Heyer’s fans heatedly defend her works as “harmless escapism.” Yet is so pervasive and reactionary a version of a historical era harmless in its influence?

Heyer has for too long been viewed as Austen’s successor. Hopefully, novels like Longbourn will inspire talented writers to abandon the weary clichés of “Heyer’s daughters” in Regency romance, and to aspire to follow Jo Baker’s example in writing about the real Regency England—that of the working people. icon

  1. Quoted in Jane Aiken Hodge, The Private World of Georgette Heyer (Arrow 1984.), p. 204. ?
Featured image: Edmund Leighton, Courtship. Wikimedia Commons

 

 

4 Responses

  1. I’m in two minds about this, Lucinda – part of me agrees that it is, indeed, just harmless escapism. I’m not the best person to comment, having never, to the best of my memory, read a Heyer novel, but … I am largely of the opinion that historical fiction is not obliged to be particularly realistic. Writers, obviously, write for a variety of reasons; some write specifically to the market (in which case undue realism may be something of a disadvantage), and some write mostly for their own amusement, which I think is as valid a reason as any. I’d be willing to bet that most readers read for entertainment and escapism rather than as an edifying and instructive pursuit and, again, I really don’t think there’s anything wrong with that. Besides, an idealised portrayal of a particular historical era can create the kind of interest that spurs readers to investigate it in greater depth.

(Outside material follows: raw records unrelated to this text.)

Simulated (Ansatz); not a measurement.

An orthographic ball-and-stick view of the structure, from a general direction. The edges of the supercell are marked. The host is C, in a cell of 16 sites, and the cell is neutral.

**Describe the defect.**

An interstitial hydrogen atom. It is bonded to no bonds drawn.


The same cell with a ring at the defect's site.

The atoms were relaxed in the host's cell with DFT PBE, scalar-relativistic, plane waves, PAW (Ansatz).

    I don’t know much about Heyer the woman, either, but the “I am getting so tired…” comment sounds to me like it was made in jest. I could be wrong about this!

  2. Thanks for commenting, Mari. Yours will always be a thoghtful approach.

    I’d say that the bit of your mind which takes the view that unrealistic historical fiction that makes no mention of the brutalities of former ages is harmless escapism, is the view of the majority who trouble to think about it.

    Yet, perhaps there’s a need to be killjoy enough to ask ourselves – what function does escapism in historical romance novels play with regard to a consensus based good-old-days view of history? How might that play into our approach towards the present? Why is this particular brand of escapist nonsense so popular – and why, as you say, does realism lead to poor sales, and why are novels such as Jo Baker’s so rare (leaving aside as wholly unkind the suggestion that most writers of Regency Romances could perhaps not write like that, anyway).

    In my researches, I have come to wonder if such escapism is as addictive and time wasting as living in a drug induced haze. Surprising numbers of quite young women spend much of their leisure time reading Heyer”s stuff. I have wondered if it has a symbiotic relation to the growth of porn culture.

    I might not find it to be a matter of concern if readers in general were well aware of the hoax which by a sleight of hand has them identifying with an upper class heroine in a sanatised version of the Georgian or Regency UK, or whatever. But unfortunately, there is a good deal of evidence online to suggest that many readers are not historically aware enough to see this, though protesting that they can distinguish between fantasy and reality.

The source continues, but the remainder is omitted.